Sky Views: After #MeToo, we can't cast every man out into the wilderness

Tuesday 19 February 2019 21:44, UK
Hannah Thomas-Peter, US correspondent
I've spent the last year working on stories relating to consent and the abuse of power.
My team's documentary about Harvey Weinstein will air on Sky Atlantic on Oscars night.
In the space afforded before his trial begins, I've been thinking more broadly about the nature of penance and redemption in the #MeToo era.
The fall of the king of Hollywood and the movement it sparked has touched every part of society.
One news organisation is keeping a running tally of the number of politicians, CEOs, celebrities, performers and other public figures who have been accused of sexual misconduct since April 2017.
It's 263.
Barely a month seems to go by without a new person being added, and that's just the ones we know about.
In the face of all of this, it's easy to feel outraged.
Certainly, I think outrage has been a useful way to swing a pendulum that goodness knows needed swinging.
But now what?
There is an entire justice system for those whose alleged behaviour, like Harvey Weinstein's, reaches the threshold for criminal charges.
What do we do about those who don't?
At the moment, I think we are writing those rules on the fly, and perhaps we are falling short, our progress in this debate stymied by anger, shame and disgust.
Consider comedian Louis C.K.
He admitted to masturbating and exposing himself in front of women without their consent.
Now he is trying to return to the stage.
There have been howls of outrage about this attempt.
Instinctively, and personally, I agree; hasn't he forfeited his right to a potentially lucrative career because of his truly awful behaviour?

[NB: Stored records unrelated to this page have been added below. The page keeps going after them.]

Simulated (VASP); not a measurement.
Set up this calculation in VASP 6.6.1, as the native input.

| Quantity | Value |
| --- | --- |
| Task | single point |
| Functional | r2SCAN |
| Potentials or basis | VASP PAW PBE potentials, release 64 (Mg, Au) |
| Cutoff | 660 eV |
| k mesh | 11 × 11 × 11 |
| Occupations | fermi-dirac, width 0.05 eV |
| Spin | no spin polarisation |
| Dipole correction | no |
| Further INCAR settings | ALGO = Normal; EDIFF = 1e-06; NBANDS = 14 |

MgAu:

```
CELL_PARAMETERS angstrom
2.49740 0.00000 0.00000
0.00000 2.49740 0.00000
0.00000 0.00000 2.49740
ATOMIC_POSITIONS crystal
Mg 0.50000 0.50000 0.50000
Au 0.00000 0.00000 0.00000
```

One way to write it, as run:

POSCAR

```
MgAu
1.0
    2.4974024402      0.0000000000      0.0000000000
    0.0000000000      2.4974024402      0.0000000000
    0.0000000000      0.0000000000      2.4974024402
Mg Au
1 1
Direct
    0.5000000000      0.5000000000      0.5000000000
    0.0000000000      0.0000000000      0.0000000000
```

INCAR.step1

But when I stop to think about it properly, the answer should be no.
Because are we really saying that when people do idiotic, destructive things, they are not allowed to try and recover? To become useful and productive again?
Louis C.K. might not, the market will decide, but I defend his right to try.
And what about all those people who have been accused of less egregious behaviour?
The inappropriate comments, opportunism, clumsy "flirting", misread social cues, the unthinking exploitation of a power imbalance… the stuff that eventually goes on in almost every situation where people come in to contact with one another.
I'm not for one single moment suggesting there shouldn't be consequences for these things.
But I know now that there are simply too many men who've transgressed our rightly redrawn boundaries to cast them all out in to the wilderness with no way back.
I'm not talking about forgiveness.
That is for survivors to decide and nobody else's business.
But I suppose I am talking about redemption, restitution, and to an extent reconciliation, and how that might be possible as we shape our post-Weinstein world.
The tools for achieving these things is for another Sky Views column, on another day.